The IAB-commissioned survey provides evidence of several more indicators of CTV’s perceived value.

Within digital video, ad investment in CTV is growing the fastest. CTV spend increased 57% in 2021 to $15.2 billion and is expected to grow an additional 39% in 2022, to $21.2 billion. Between 2020 and 2022, CTV ad spend is projected to more than double (+118%).  

Further, this year, CTV will account for 36% of total time spent with linear TV and CTV combined.

CTV ad spend growth is being driven by multiple factors.

Buyers who use the common KPIs shown below score CTV as 57% more effective than linear TV at delivering website/sales actions and 46% more effective at delivering brand perception:

CTV enables buyers to leverage many types of data not available within linear TV buys, including first-party brand data (65% say they use it for CTV), location data (61%), first-party publisher data (60%), video context data (53%), shopping data (50%), ACR data (35%), weather data (21%), other third-party data (21%) and other second-party data (14%).

Compared to other digital video types, CTV provides more transparency into where ads run: 59% of buyers said they're “very clear” about where their CTV ads ran, versus only 50% and 43% for social video and other digital video, respectively.

Buyers are turning to CTV -- which does not rely on third-party cookies -- as a privacy-safe way to spend ad dollars efficiently and effectively. Nearly three quarters (73%) expect to fund their third-party cookie/mobile ID deprecation CTV spending increases by reallocating dollars from linear TV. (In addition, 46% will fund CTV via overall expansion of ad budgets, 32% by shifting funds from non-video digital ads, 25% by shifting funds away from social video/digital video ads, and 23% by shifting funds away from other ads.)

This study finds 19% of buyers planning to spend more on CTV specifically because it's a cookie-free alternative -- and 4% planning to spend less on linear TV in this context.

As a result of these benefits, 76% buyers say they consider CTV a "must buy," versus just 50% saying the same about national broadcast/cable TV (chart at top of page). And among the largest media spenders, fully 87% say CTV is a must buy. 

But here's the kicker: The estimated CTV spend for this year amounts to just an 18% share of estimated total video ad spend -- far below CTV's 36% share of total consumer TV viewing time.

Why the gap between perception and behavior?

None of the reasons are new, but it's still useful to take a pulse on them at this stage.

As we'd expect, buyers' expressed reservations or concerns about CTV were similar in both recent surveys, although the options presented differed somewhat. 

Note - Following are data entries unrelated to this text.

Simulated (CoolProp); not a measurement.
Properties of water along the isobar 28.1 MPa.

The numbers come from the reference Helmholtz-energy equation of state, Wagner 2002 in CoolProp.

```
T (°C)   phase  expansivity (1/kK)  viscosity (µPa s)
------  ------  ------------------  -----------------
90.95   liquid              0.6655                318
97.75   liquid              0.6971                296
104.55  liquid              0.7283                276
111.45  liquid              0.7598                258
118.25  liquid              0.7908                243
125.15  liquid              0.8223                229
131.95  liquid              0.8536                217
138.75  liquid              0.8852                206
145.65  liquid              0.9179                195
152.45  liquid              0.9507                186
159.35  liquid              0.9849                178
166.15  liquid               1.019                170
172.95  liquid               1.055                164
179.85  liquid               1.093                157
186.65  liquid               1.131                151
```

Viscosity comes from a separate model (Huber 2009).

Here's a summary of their assessments of CTV's challenges versus linear TV's, from the TTD-commissioned survey:

Respondents to the IAB-commissioned survey appear to give somewhat less emphasis to CTV's cost factor, and even more emphasis to issues relating to cross-platform measurement and transparency.

The IAB report points out that cross-platform challenges including measurement complexity, sub-par tool functionality and data lags inhibit advertisers from using sales lift -- their optimal KPI -- and also general business outcome, to assess CTV performance.

Buyers say they’re addressing CTV’s challenges in part by preparing for a converged linear TV/CTV marketplace — which 88% believe will happen (42% within the next two years, 46% longer than two years). Such a marketplace would presumably ease management of cross-platform and cross-channel video buys.

Two thirds (66%) of linear TV/digital video buyers now have a single planning team for the two channels, and another 25% expect to have one planning team in the future.

Video buyers are also implementing creative and targeting tactics.

Nearly two thirds (64%) report leveraging multivariate creative to help reduce over-frequency and over-exposure to the same ads.

“Continued adoption and fine-tuning of emerging ad formats will help shift adoption towards CTV,” sums up the report. “Among users of emerging formats, influencer-based and shoppable are performing well across the funnel. These formats are ripe for CTV, as buyers express that CTV can deliver KPIs more effectively across the funnel than linear TV.”

More than half (52%) are trying to reduce ad fraud by increasing use of contextual signals to replace open exchange-based audience targeting.

The researchers stress that, for many emerging and established brands, “it’s time to right-size spend” to reach the growing number of consumers no longer watching traditional television.

They also suggest that more advertisers should use CTV not just for bottom-of-the-funnel performance campaigns, but for optimizing reach and frequency for branding against light TV viewers, and reaching audiences more precisely on a national or local basis.

To facilitate the strategic shift to streaming, they recommend reorganizing media agency team structures to bring planning and execution closer together; leveraging innovative smart-TV creative formats; closer collaboration among all supply-chain parties to prevent poor ad placement; using identity and addressability tech partners to overcome streaming channel fragmentation; and ensuring that their measurement partners are verified by an independent third party (the Media Ratings Council).

They also caution against relying exclusively on legacy pricing models. “While broadcast/cable TV may appear less expensive in terms of hitting mass impression targets, the waste that comes with serving ads to unwanted audiences has become part of buyers’ standard calculations to move beyond ‘spray and pray,’” they note.